Blaze helped out on the mind-numbing
Kansas leg of the drive back from Colorado.Reading a book of shorts by Isaac Asimov and mourning the lack of similar scientists in our day and age. The short story, "It's A Job", gets very tongue-in-cheeky about the toils of being a housewife and how its tasks are self-effacing. I've picked up a few tricks and toys from Asimov, among them:
To be called "an idle wastrel".
To summon one's two-centimeter alien who goes by the name Azazel and is forced to visit Earth whenever the call should come, usually in a foul mood.
To have, like some on Azazel's planet, a "klastron", which must be performed by persons of lower social status in spite of their objections and against their will.
To be called the "Unpuzzler of the Pulsars".
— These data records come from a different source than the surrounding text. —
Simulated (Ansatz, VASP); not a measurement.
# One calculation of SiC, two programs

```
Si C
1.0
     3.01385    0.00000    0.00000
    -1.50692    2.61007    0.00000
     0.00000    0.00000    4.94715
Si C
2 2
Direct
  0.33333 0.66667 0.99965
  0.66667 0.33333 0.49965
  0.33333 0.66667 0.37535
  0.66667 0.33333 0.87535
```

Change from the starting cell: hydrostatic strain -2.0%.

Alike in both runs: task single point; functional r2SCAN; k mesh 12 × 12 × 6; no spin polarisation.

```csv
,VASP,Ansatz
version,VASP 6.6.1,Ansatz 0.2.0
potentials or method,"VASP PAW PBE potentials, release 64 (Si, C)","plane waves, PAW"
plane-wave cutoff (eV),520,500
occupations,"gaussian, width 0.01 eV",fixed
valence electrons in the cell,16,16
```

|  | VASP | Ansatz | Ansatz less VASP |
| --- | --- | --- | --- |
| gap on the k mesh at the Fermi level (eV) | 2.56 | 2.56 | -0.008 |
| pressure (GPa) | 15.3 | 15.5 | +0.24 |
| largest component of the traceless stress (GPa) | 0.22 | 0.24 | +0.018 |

Like Azazel, to have originally been drafted as a demon only to be transformed by the editorial discretions of the science fiction genre into an extra terrestrial, a brother from another planetary mother. Likewise, to have replaced magical spells with time warps as a means of summoning Azazel.
To understand that fiction is as stretchy as spandex, allowing you to reinvent your characters or tweak them to fit a specified time and place of your choosing.
To "knock plastic", placating invisible dryads who tend to be pissed having lost their original homes in oak forests and consigned to factory life and swarming around in industrial vats.
To compare superstition to "Security Beliefs", the talismans of modern minds, with the understanding that every society believes in magic, or "spirit manipulation", and that our culture has drafted scientists into the new priesthood, the ones who can manipulate the Cosmos and game the outcomes we prefer.
To understand, with Asimov, why a scientist is no better suited for such a task than a voodoo priest.
To imagine the unintended consequences of such interventions in dynamical systems or what we've learned from the study of ecology and ecosystems.